On Tuesday 22 September - while at the beach - such a beautiful day with the view across the water - too good to simply pass by without recording the moment in time . . .
the Dog of Pāoa
This prominent headland, 27 km south of Gisborne, is a significant place for Tūranganui-a-Kiwa tribes.
Its name, Te Kurī-a-Pāoa, means ‘the dog of Pāoa’: Pāoa was the captain of the Horouta canoe.
Māori legends recount that Pāoa lost his dog in the Tūranganui-a-Kiwa / Poverty Bay area and the dog is still there waiting for his master to return. It is said if you look towards the white cliffs at dawn they resemble the outline of a dog in a crouching position.
Kurī were small, long-haired dogs about the size of a border collie. They had a small head, pricked ears, a terrier-like snout and a powerful jaw. The shoulders and neck were heavy, the legs were short, and the tail was bushy. Some were black, some white, and others a combination with patches or spots. Some had yellow coats.
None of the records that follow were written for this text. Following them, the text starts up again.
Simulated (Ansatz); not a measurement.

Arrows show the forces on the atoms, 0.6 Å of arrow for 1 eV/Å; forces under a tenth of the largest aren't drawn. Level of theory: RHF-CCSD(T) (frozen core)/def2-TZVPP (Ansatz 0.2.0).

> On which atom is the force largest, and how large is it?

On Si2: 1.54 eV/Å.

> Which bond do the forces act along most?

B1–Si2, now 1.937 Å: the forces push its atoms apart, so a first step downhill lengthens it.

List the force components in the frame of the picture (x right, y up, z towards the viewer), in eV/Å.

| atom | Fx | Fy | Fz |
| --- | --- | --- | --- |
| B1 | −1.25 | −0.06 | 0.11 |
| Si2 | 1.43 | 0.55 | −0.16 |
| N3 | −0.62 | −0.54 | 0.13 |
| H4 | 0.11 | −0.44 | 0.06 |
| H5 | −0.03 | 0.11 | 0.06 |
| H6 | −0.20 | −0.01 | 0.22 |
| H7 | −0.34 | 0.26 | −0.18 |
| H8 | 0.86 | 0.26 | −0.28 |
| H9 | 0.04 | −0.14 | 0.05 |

© Cite: Basil Keane, ‘Kurī – Polynesian dogs’, Te Ara - the
Encyclopedia of New Zealand, http://www.TeAra.govt.nz/en/
kuri-polynesian-dogs/print (accessed 17 April 2019)
Later, when Captain James Cook arrived in Tūranga-Gisborne
He called Te Kurī-a-Pāoa > Young Nick’s Head < in honour of the
cabin boy who first sighted land from the Endeavour, as they first reached Aotearoa / New Zealand on 7th October 1769.
It was also at that time - that the reception offered Captain James Cook and his crew - sadly became one of cross-culture misunderstanding - and he along with his crew and the Endeavour departed. Noting in his Diary that because he was afforded no good thing - he named it 'Poverty Bay'.
Dual naming has in recent times become popular in NZ.
Poverty Bay, (a reductive name)
given by Lt J. Cook, was therefore officially re-named:
Tūranganui-a-Kiwa/Poverty Bay, in February 2019.